Iran strengthens its control over the Strait

Thu Lan Nguyen, head of currency and commodity research at Commerzbank, said the Iranian leadership has demonstrated a remarkable ability to exert complete control over the Strait of Hormuz.

She added that Tehran seeks to use this control as a tool to achieve long-term strategic interests, further complicating the situation.

This comes amid an exchange of attacks between Iran and Israel on Tuesday, with Tehran refusing to reopen the Strait of Hormuz, while Israel announced it had carried out airstrikes targeting government infrastructure inside Iran. Iranian missiles were also intercepted in both Israel and Saudi Arabia, reflecting the widening scope of the confrontation.

Global currency movements under pressure

The euro held steady at $1.1535, as markets anticipate the European Central Bank will raise interest rates three times before the end of the year.

European officials confirmed that the bank is prepared to act quickly if inflationary pressures persist, especially with rising price expectations accelerating.

Meanwhile, currencies such as the Australian and New Zealand dollars declined, despite recovering from their lowest levels, to trade at 0.6912 and 0.57 respectively.

The South Korean won also remained weak above the 1,500 level, a level seen only during previous major crises, while the Indonesian rupiah hit an all-time low.

The Chinese yuan, however, has maintained its relative stability, reflecting possible interventions to support the currency.

Will the dollar decline or continue to rise?

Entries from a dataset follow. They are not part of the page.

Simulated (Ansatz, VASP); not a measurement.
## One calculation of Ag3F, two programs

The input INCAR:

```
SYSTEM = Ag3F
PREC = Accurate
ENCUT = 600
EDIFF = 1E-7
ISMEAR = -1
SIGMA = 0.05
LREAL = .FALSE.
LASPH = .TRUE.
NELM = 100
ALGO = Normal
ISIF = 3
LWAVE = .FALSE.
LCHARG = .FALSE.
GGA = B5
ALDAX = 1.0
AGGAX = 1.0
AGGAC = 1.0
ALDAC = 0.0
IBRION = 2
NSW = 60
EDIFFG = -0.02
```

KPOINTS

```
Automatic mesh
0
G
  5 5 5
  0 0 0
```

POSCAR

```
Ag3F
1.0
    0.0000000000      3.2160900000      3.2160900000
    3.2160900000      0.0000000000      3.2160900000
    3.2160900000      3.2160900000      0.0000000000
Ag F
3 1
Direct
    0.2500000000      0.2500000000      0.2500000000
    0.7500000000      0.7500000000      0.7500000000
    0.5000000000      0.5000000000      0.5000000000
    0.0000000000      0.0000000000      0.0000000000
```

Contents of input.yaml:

Analysts at Commonwealth Bank of Australia said the dollar could weaken slightly in the near term as a result of market optimism about the possibility of ending the war.

They pointed out that the decisive factor is the opening of the Strait of Hormuz, and not just the withdrawal of the United States from the conflict.

Given these circumstances, the dollar remains supported by geopolitical risks, while markets remain suspended between hopes for de-escalation and fears of escalation.